Osama bin Laden, who supposedly hid out in the desolate mountain regions of Afghanistan, must have thought the destruction would finally bring Wall Street to its knees.

He must not know Wall Street.

By reopening the Big Board and Nasdaq on Monday, Sept. 17 - six days after the unprecedented attacks - the financial community hung up its own open for business' sign and declared that terrorism would not interrupt business.

It wasn't business as usual, but it was business.

Thumbs Up

"We started the day with our thumbs up and we ended the day with our thumbs up," said Paul O'Neill, U.S. treasury secretary, after trading stopped.

"We wanted to put a thumb in the eye of the murderers and show them that they couldn't stop our markets today. And that's just what we did."

Traders, shaken by the previous week's events, were also pleased. "You're looking for a sense of normalcy three blocks away from the greatest act of lunacy in the history of mankind," said a somber Robert Fagenson, vice president of Van der Moolen Specialists USA, pointing to the destruction at the World Trade Center on the tip of Manhattan. "I don't know that we found normalcy but we had to focus ourselves and reopen the markets as soon as possible."

"It was," he added, "a tremendous effort on everyone's part to resume trading." None of the operations at Fagenson's firm, located several blocks from the World Trade Center, were significantly damaged.

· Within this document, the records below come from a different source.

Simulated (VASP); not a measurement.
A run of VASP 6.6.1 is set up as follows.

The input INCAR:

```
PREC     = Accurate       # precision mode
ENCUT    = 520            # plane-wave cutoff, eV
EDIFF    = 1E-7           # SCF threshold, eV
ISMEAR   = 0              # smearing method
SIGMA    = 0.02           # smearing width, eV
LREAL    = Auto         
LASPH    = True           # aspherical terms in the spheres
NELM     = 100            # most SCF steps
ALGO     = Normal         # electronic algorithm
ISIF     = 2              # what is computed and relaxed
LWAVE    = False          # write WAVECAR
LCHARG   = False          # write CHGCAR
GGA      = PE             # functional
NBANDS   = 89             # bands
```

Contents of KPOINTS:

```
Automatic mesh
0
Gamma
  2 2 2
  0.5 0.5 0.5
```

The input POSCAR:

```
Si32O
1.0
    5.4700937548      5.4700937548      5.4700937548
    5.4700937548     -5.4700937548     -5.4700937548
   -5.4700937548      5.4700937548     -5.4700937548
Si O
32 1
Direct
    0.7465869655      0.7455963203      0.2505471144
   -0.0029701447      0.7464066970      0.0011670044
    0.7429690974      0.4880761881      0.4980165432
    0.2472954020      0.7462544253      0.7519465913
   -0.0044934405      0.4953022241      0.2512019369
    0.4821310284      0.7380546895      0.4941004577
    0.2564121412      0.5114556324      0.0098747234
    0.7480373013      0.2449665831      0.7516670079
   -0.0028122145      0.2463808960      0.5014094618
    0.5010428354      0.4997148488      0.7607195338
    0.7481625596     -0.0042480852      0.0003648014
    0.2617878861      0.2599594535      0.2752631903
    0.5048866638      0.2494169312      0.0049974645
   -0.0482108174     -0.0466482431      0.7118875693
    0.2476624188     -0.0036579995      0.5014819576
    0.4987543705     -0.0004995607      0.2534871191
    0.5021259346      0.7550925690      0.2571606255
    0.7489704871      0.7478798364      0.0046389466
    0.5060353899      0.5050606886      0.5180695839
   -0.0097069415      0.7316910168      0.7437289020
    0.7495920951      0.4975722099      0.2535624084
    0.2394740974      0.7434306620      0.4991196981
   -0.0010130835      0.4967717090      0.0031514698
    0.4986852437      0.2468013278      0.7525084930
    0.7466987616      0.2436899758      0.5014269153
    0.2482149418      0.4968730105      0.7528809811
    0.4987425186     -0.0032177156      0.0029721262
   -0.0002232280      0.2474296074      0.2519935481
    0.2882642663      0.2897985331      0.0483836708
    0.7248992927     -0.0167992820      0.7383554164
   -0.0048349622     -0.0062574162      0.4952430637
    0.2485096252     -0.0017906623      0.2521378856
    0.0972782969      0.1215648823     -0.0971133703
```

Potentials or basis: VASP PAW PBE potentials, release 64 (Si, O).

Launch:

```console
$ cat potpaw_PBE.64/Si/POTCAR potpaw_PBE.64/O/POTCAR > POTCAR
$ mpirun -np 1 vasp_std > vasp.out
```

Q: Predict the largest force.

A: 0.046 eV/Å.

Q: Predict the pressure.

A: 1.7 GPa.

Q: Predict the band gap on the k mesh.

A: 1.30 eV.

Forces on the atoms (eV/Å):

At the Nasdaq offices in the 49th and 50th floors of One Liberty Plaza, officials had an unnerving view of the attack. Scott Peterson, a Nasdaq media communications executive, recalled seeing an American Airlines plane crash into the north tower of the World Trade Center.

Taders were apprehensive when the Big Board and Nasdaq markets re-opened on Sept. 17. "I think it's important that we opened but I also think it's important that we closed down for four days," said Paul Olsen, a two-dollar broker on the Big Board. "The attack was such a shock that we needed to regain our senses."

Olsen lives in the shadow of Ground Zero. Back to work was a brutal experience, an experience that he will never forget.

"I live in lower Manhattan so I really never got away from it. I was in a funk all week," he said. "I was not in a position to be making smart trading decisions."

Police and Firemen

Olsen says he started to feel much better on the day the markets reopened.

"It really was an event," he said. "Seeing your friends again was refreshing and seeing the police and firemen was great. We felt the whole world was watching so trading was purposeful and alert."